New Report | China’s Emerging Approach to Regulating General-Purpose Artificial Intelligence: Balancing Innovation and Control
February 7, 2024 — Asia Society Policy Institute’s Center for China Analysis (ASPI CCA) has released a report entitled “China’s Emerging Approach to Regulating General-Purpose Artificial Intelligence: Balancing Innovation and Control,” authored by Qiheng Chen, CCA Affiliated Researcher on Technology and Economy. The paper is the first of a two-part series on China’s emerging approach to AI governance. This iteration focuses on China’s domestic regulation of generative AI.
“Generative AI poses immediate political, regulatory, and security-related challenges for the Chinese government. The technology’s ability to generate and disseminate information threatens the Chinese Communist Party’s control over information and raises concerns about privacy, safety, and fairness,” writes Chen. Still, AI is a central part of U.S.-China technological competition, and Beijing recognizes the risk of missing out on its development.
China’s approach to regulating AI has thus struck a balance between “the aims of fostering innovation and ensuring control.” According to the report, Beijing has integrated substantial support for innovation into its regulatory framework — a trend evidenced by Beijing’s recent court decision to grant copyright to AI-generated outputs.

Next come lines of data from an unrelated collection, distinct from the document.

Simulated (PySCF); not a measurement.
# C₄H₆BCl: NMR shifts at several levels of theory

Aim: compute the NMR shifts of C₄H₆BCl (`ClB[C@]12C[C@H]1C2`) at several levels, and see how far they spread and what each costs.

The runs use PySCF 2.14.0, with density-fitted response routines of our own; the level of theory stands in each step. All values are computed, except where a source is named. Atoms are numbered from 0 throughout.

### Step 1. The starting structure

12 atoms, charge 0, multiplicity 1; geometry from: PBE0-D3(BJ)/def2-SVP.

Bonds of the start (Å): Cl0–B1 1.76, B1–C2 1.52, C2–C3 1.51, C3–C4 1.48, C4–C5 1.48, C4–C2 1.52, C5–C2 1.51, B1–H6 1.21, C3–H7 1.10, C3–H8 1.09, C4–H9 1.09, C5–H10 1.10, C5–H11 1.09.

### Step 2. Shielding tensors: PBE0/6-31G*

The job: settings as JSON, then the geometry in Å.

The State Council of China’s Artificial Intelligence Law may not materialize until later in 2024, but Chen notes that several ad hoc regulations govern the use and development of AI in the meantime. These “interim measures specify that generative AI products and services must not contain information contrary to ‘core socialist values,’” says Chen. “Public-facing generative AI products and services must undergo a security review and register the underlying algorithms with the CAC [Cyber Space Administration of China].” The report explores several other regulations that have functioned in the absence of a general law on AI and provides insights on the emerging contours of China’s approach to AI.
“As the AI industry evolves and business dynamics become more defined, Chinese policymakers are likely to refine the regulatory details in areas currently marked by ambiguity,” writes Chen. Looking ahead, the report concludes that the “evolving regulatory landscape in China will shape and will be shaped by global discourse and developments in AI governance." The next paper in this series will further explore these international developments and their implications for China’s AI ambitions.